1. What sparked your interest in writing?
In third grade our class made pet rocks and wrote stories about them – I’ve loved writing ever since. I was also a huge reader and was always unconsciously imitating whatever I just read. (For example, I once read a book by R.L. Stine about the curse of a camera – whatever the narrator took a picture of then got cursed. I immediately turned around and cranked out “The Curse of the Book,” in which anything the narrator wrote about then got cursed. A fellow third-grader said to me, “Hey, you stole that idea from that R.L. Stine book!” I remember feeling genuinely shocked by his accusation.)

2. Your website shows you’ve worked on essays, novels and films. What current projects are you working on?
I’ve started playing around with fiction, which is a first for me. I’ve spent so much time writing about soccer and it feels pretty great to do something entirely different.

3. What influences your writing? What came first your interest in soccer, or writing?
I think soccer may have narrowly edged out writing. I liked them both for the same reason – the ability to get lost in them. And what’s so cool about soccer is the intimacy it creates. On our trip, once we played with someone, we were no longer American tourists, we were fellow players. We got to know people–from Kenyan moonshine brewers to Iranian women in hijab–in a way we never would have without the game. Their stories were unbelievably inspiring. Currently, my community college and arts students influence me. I have a lot of risk-takers with great stories in my classes and I continually leave my classroom feeling newly amazed by what life has to offer.

4. What was your favorite memory of your MFA experience?
Definitely our inter-mural water polo team. Other fond memories: group dinners (Lisa Gonzales made unbelievable dolmas), long walks through South Bend neighborhoods, coffee at Lulu’s Cafe. Swapping favorite book recs, teasing Matt Ricke for only eating avocados, playing for our spirited-though-winless English department soccer team. Hanging out on Angela and Lisa’s couch and attempting to absorb all their wisdom and know-how. And all-night writing sessions while sitting next to my heater, wearing three sweatshirts, and chugging gas station cappucino.
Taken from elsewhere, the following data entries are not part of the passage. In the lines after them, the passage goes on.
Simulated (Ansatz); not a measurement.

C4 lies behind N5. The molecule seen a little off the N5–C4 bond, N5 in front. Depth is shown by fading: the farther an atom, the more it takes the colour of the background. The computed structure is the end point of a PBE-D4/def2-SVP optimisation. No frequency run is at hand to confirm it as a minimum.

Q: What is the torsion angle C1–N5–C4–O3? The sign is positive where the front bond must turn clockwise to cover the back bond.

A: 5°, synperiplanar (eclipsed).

5. What does your creative process look like?
Hmm. We found an old espresso machine in my mother-in-law’s garage and that thing is key in kick-starting any writing. My best writing is by hand – it feels more like fun and less like work when I’m not staring at a computer screen. Half of the first draft of Finding the Game was written on the beach; the other half was written in the UNC library stacks. (I love college libraries.) Once I am into my second draft, I usually type and revise in a dark room with the door shut. I listen to two or three songs on a nonstop loop. What else…I achieve nothing in the afternoon. The middle of the night is my most creative time…but it’s getting tougher for me to pull all-nighters anymore. To my great astonishment, I’ve become more of a morning writer.


6. Can you elaborate on what the extra year of writing with the Nicholas Sparks fellowship year meant to you?
It was validation– there was the overcoming feeling of “oh my god, someone thinks I could actually be a writer.” It was also the first time in my life where I had the freedom to just sit around and think/dream, follow whims. That free imaginative space led to coming up with the idea for the trip around the world.

7. What advice would you give to writers who want to get into film, or published in general?
Don’t think about the publishing stage – just worry about making something you’re proud of. If you follow something you care about, you will eventually find a way to share it with others. With our film, we drove out to CA to be near our investor. After we drove across the country (hitting a deer on the way), we arrived to discover that our investor could no longer fund the rest of our film. We had nowhere to live, no jobs, no editing equipment, no way to finish our film. But we knew what we had was good and that was enough to push us forward.

8. What is the best piece of advice you’ve received?
To just get out there and see what happens. As for writing advice, Valerie Sayers once told us during a workshop, “Don’t get caught.” You know, trying to get rid of any of the writing that doesn’t ring true, anything that doesn’t seem real. And any part where you yourself are bored while writing it. If you’re unconvinced by a passage, your reader will be too.

9. What is the most exciting highlight of your life since receiving your MFA?
Bribing our way into a Bolivian prison to play pickup soccer with guys serving time for murder – that definitely comes to mind. I also just had a baby, which is a very different kind of exciting. (He has an awesome, all-natural mohawk.) And the most exciting development with my book was having it chosen as Meredith College’s Summer Reading Selection for the incoming freshmen.

10. What are you up to nowadays?
I teach writing classes at Laguna College of Art and Design (LCAD) and Orange Coast College (OCC), I play in pickup games with local Iranian guys, I sing ridiculous songs to my son, and I daydream about my next book.